Example code
Here is a bare-bones compute shader to illustrate my question
layout(local_size_x = 64) in;
// Persistent LIFO structure with a count of elements
layout(std430, binding = 0) restrict buffer SMyBuffer
{
int count;
float data[];
} MyBuffer;
bool AddDataElement(uint i);
float ComputeDataElement(uint i);
void main()
{
for (uint i = gl_GlobalInvocationID.x; i < some_end_condition; i += gl_WorkGroupSize.x)
{
if (AddDataElement(i))
{
// We want to store this data piece in the next available free space
uint dataIndex = atomicAdd(MyBuffer.count, 1);
// [1] memoryBarrierBuffer() ?
MyBuffer.data[dataIndex] = ComputeDataElement(i);
}
}
}
Explanation
SMyBuffer
is a stack of elements (data[]
) with a count
of the current number of elements. When a certain condition is met, the compute shader increments the count atomically. This operation returns the previous index which is used to index data[]
to store the new element. This guarantees that no two shader invocations overwrite each other's elements.
Another compute shader eventually pops values from this stack and uses them. glMemoryBarrier(GL_SHADER_STORAGE_BARRIER_BIT)

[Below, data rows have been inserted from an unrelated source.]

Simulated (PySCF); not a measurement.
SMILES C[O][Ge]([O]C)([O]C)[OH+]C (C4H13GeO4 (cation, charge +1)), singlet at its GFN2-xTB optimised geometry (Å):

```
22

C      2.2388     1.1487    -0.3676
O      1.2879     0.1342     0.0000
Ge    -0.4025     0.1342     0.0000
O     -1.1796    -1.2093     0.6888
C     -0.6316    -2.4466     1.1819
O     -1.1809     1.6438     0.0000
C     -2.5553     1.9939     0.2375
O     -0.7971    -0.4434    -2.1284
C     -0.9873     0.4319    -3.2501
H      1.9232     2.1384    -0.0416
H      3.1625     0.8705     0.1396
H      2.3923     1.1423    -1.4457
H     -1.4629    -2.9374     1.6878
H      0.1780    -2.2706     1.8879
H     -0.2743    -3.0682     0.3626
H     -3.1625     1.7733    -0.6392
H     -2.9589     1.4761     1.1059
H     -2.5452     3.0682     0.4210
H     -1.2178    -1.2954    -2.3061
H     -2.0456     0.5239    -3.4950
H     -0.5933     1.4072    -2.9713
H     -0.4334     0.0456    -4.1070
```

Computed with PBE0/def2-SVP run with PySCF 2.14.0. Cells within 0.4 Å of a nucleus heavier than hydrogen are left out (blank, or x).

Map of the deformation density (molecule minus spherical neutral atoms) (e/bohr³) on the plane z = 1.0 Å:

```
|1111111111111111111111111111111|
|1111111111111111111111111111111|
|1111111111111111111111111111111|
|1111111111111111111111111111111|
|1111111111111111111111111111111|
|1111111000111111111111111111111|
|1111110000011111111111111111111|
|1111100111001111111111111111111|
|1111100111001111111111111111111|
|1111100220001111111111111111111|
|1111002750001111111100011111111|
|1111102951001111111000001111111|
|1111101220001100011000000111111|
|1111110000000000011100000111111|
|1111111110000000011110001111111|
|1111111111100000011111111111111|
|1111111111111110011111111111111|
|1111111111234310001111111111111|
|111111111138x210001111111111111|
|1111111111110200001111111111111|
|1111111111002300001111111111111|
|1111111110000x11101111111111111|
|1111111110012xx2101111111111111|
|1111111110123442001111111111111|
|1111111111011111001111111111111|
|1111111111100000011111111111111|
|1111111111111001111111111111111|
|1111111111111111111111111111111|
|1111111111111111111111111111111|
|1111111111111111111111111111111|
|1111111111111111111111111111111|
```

is of course required between the two compute shader dispatches.
Question
All this works fine but I'm wondering if I'm just being lucky with timings and I want to validate my usage of the API.
So, is anything else required to make sure that the counter stored in the SSBO works (see 1)? I'm expecting atomicAdd()
takes care of the memory synchronization because otherwise it makes little sense. What would be the point of an atomic operation whose effect is only visible in a single thread?
Regarding memory barriers, the OpenGL wiki states:
Note that atomic counters are different functionally from atomic image/buffer variable operations. The latter still need coherent qualifiers, barriers, and the like.
which leaves me wondering whether there's something I haven't understood properly and a memoryBarrierBuffer()
is actually required. But then if that is the case, what's to stop 2 threads from performing atomicAdd()
before one of them gets to the subsequent memoryBarrierBuffer()
?
Also, does the answer change whether glDispatchCompute()
dispatches a single workgroup or more?